Anne Boleyn’s attitude to Mary can best be explained by her feelings of insecurity over Catherine of Aragon, and her feelings of inferiority when she compared her own daughter’s position in the world with Mary’s. Anne was loathed by the people, whereas Catherine was remembered with love, respect and admiration. No matter how many of Catherine’s jewels Anne wore, and no matter how much she pretended it didn’t matter, Anne Boleyn was ‘the goggle-eyed whore’ not the true queen to many of the ordinary people of England.

Since the King’s infatuation with Anne was no longer an all-consuming passion, some of the courtiers decided to introduce him to other ladies who might catch his fancy. With Anne’s example to look to, noble ladies now realised that, far from just accepting a place as a mistress as Bessie Blount had done, they might aspire to actually be queen. Members of the Boleyn faction introduced Margaret Shelton to Henry, who made her his mistress for a time. Presumably they did so to weaken the authority of Anne – they may even have hoped that Margaret could replace her as queen. Margaret may have had a gentler disposition than Anne, one that could be better managed so that the Boleyns and their supporters could hold on to power. This may also have been a safety net; if Henry were to discard Anne in favour of Margaret, his new queen would still represent the Boleyn–Howard interests and they could continue to enjoy the wealth and power that they wielded. It has even been suggested that Anne herself chose her cousin to engage the King’s affections to prevent someone else from a rival faction taking the position.

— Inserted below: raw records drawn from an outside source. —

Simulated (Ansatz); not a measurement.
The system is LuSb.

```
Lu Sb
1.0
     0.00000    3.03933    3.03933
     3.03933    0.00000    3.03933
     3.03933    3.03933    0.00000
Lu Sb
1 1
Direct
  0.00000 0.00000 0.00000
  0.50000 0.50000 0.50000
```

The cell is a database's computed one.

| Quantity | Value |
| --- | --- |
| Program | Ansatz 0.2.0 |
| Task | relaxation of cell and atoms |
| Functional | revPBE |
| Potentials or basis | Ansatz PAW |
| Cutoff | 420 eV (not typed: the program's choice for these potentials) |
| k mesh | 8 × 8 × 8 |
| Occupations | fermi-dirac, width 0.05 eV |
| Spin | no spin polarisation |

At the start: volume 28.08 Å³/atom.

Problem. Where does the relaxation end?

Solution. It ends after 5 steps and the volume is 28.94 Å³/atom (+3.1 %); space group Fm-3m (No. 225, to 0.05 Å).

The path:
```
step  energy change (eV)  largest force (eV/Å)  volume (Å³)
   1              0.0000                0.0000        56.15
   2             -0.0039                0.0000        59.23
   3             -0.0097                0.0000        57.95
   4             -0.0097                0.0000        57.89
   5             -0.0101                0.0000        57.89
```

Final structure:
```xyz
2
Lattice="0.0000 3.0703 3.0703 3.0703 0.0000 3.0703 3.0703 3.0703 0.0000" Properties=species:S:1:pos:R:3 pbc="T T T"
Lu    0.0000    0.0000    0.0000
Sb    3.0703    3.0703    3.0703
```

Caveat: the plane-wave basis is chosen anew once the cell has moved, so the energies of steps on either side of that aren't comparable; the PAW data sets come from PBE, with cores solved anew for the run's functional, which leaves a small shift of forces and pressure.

It is not known when Margaret Shelton was born, although it is likely to have been after 1505. This would have made her close in age to Anne Boleyn, perhaps even a little younger. Since she caught the King’s eye, it can be assumed that Margaret was a beauty (an ambassador wrote that the lovely Christina of Denmark looked a little like Margaret Shelton). She was certainly the kind of lady whom Henry found attractive – possibly fair, and quite possibly quieter and more subservient than her forceful cousin. The difference in temperament may account for the briefness of the affair and explain why the King eventually returned to Anne. He still found her wit, learning and beauty exhilarating.

Anne undoubtedly knew about the affair and may have known that her own family was behind it. She now knew enough to keep quiet and not annoy the King, but she could certainly do her best to punish Margaret. According to one of Anne’s chaplains, William Latimer, Anne severely reprimanded Margaret Shelton for jotting ‘idle poesies’ in her prayer book.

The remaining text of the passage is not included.